Data Dictionary

The official Scientific ML Data Dictionary.

How to use OnDemand

Scientific ML does the math/science for any historical time-series (with constant cadence) when the data is finite and discrete (always is).  Scientific ML produces a set of scientific measurements that are intuitively familiar (energy, power, resistance, temperature, etc.) and that can be seen to drive value dynamics.  Often the value dynamics (e.g., price) is seen to be far from equilibrium.

To invoke Scientific ML, two files are needed.

  • Datafile. Customer time-series formatted as a CSV file.
  • Configuration file. Provides additional information on how to process the customer’s time-series.  The configuration file upload triggers Precision Alpha processing.

The two files should be uploaded separately, time-series first, configuration second to a Precision Alpha owned AWS S3 sub-bucket specific to the customer, created during customer on-boarding.  Precision Alpha leverages AWS security infrastructure.  Security policy ensures that no other customer will have access to your processing area.

The amount of historical data to learn from is an important consideration.  More is not necessarily better.  At least 125 timestamps in the datafile ensures fractional fluctuations in the third decimal place.  More timestamps in the datafile, however, tends to reduce the responsiveness to changes in the market.  We recommend that the time-stamps be sampled to produce a time-series between 125 and 1250 timestamps.  The timestamps must have a customer specified cadence (second, hour, day, week, and so on).  The format for the timestamps is also under customer control, however, any customer timestamps conventions that use characters forbidden in filenames will throw an error.

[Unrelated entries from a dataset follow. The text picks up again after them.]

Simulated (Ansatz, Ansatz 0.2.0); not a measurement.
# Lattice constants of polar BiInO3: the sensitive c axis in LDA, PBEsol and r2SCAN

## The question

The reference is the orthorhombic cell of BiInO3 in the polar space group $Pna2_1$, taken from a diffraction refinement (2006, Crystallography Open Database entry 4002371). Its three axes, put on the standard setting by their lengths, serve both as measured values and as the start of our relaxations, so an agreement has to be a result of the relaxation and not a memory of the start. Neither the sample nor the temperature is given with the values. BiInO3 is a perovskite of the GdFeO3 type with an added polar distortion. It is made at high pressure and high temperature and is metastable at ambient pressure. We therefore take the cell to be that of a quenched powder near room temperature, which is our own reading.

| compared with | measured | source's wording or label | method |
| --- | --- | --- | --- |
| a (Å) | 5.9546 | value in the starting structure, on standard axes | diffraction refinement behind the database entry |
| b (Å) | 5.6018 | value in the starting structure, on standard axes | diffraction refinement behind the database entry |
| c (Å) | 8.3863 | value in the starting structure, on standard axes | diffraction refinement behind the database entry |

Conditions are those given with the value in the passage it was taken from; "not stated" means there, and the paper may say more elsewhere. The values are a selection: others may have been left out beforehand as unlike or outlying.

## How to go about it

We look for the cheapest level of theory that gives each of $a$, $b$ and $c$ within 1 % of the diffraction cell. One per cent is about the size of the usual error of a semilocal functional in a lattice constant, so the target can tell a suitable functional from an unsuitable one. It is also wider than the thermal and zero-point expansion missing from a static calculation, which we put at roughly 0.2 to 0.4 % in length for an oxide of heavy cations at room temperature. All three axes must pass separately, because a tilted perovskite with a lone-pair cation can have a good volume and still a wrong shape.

Additional time-series with the same time-stamps can be added to the input columns of the time-series file.  Precision Alpha will process all of them and return them in the output file.   Up to 25 time-series are permitted in each run.

Precision Alpha OnDemand

Precision Alpha OnDemand is a “multimeter” that produces exact market measurements from time-series.  Any time-series can be processed (e.g., prices, trading volumes, volatility, sales volumes, inventory, and so on).  OnDemand is mathematically valid in all markets, both equilibrium and non-equilibrium.

We illustrate the use of OnDemand with an application: Precision Alpha Exchange (PAEx).  Less than five hours after market close, Exchange scientifically processes every stock on the NYSE and NASD based on six months of closing prices to produce a data file of scientific measurements: next day probabilities that a stock will go up (down), market energy, market power, market resistance, market noise, market temperature, and market free energy (Helmholtz).  The free energy is the energy available to do “value movement work” (‘value’ depends on the specific time-series).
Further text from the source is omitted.